Since revenue is affected, businesses want to know how much the quantity will change with the changing price. Hence the price elasticity of demand is generally calculated by dividing the percentage change in quantity by the price change percentage. However, because price and demand are inversely related, the elasticity ratio will be negative, but since only the absolute value of the elasticity is considered important, the convention has been to show price elasticity as a positive number.

However, a problem arises when using a ratio of percentage changes, in that the actual percentage will depend on the initial price-demand point. For instance, if the price of cantaloupes drops from \$4 to \$2, that is a decrease of 50%. But if cantaloupe prices subsequently increases from \$2 to \$4, then that will be an increase of 100%, even though the absolute change in price is the same.

This problem is solved by adopting a midpoint convention, where the change in price or quantity is divided by the average of the 2 prices and quantities.

Midpoint Quantity = (Q1 + Q2) / 2

Midpoint Price = (P1 + P2) / 2

 Demand (Q2 - Q1) / Midpoint Quantity Price = ÷ Elasticity (P2 - P1) / Midpoint Price

So if the price of cantaloupes declines from \$4 to \$2 and the quantity sold increases from 50 to 100 cantaloupes, then calculating the elasticity using the midpoint convention will yield:

 Elasticity (50 - 100) / 75 -50 / 75 -67% of = ÷ = ÷ = ÷ Cantaloupes (\$4 - \$2) / \$3 \$2 / \$3 67% = Absolute Value of -1 = 1 = Unit Elasticity

## Cross-Price Demand Elasticity

The cross-price elasticity of demand measures the change of 1 good by the % change in the price of another good, usually a close substitute. Here, the sign of the elasticity is more important, since it can be either positive or negative. When comparing close substitutes, the cross price elasticity of demand is generally positive, so if the price of bananas increases, the demand for other fruits will increase. If the compared products are complements, in which one is used with the other, then an increase in the price of one will decrease the quantity demanded of the other. So if the price of tennis rackets increases, then the demand for both tennis rackets and tennis balls will decline.
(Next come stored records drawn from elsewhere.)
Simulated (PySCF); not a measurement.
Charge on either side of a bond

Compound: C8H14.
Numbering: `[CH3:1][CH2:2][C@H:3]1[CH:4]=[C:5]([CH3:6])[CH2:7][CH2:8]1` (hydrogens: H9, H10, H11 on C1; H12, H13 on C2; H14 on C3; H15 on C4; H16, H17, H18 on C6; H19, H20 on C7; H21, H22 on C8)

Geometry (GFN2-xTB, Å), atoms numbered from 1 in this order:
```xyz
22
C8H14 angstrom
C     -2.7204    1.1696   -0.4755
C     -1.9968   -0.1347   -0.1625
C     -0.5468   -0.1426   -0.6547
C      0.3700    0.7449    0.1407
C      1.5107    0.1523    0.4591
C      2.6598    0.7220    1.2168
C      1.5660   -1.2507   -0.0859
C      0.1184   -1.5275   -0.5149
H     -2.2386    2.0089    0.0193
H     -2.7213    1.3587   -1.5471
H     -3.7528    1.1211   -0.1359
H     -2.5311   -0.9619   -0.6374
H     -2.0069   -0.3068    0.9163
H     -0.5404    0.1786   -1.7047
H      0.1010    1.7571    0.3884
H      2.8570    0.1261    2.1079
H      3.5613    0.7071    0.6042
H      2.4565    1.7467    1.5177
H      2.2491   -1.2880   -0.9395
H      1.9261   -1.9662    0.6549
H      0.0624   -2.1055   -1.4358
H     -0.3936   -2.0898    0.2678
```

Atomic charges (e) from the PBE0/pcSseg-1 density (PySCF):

## Elasticity of Other Demand Determinants

Although prices are the most important demand determinant, other determinants can affect the demand for a product, such as changes in consumers' preferences. One important demand determinant is income. The demand for normal goods increases with income. Although most goods are considered normal goods, some products are considered inferior products, where the demand for those products decreases as income increases. In other words, richer people buy better stuff. Income elasticity is generally measured with regard to normal goods, where the percentage change in demand quantity is divided by the percentage change in income.

 Demand Quantity Change % Income = ÷ Elasticity Income Change %

## How Total Revenue Is Changed by the Price Elasticity of Demand

A business selling a product will want to know the price elasticity of demand for the product, since total revenue can be maximized by knowing the price elasticity of its demand.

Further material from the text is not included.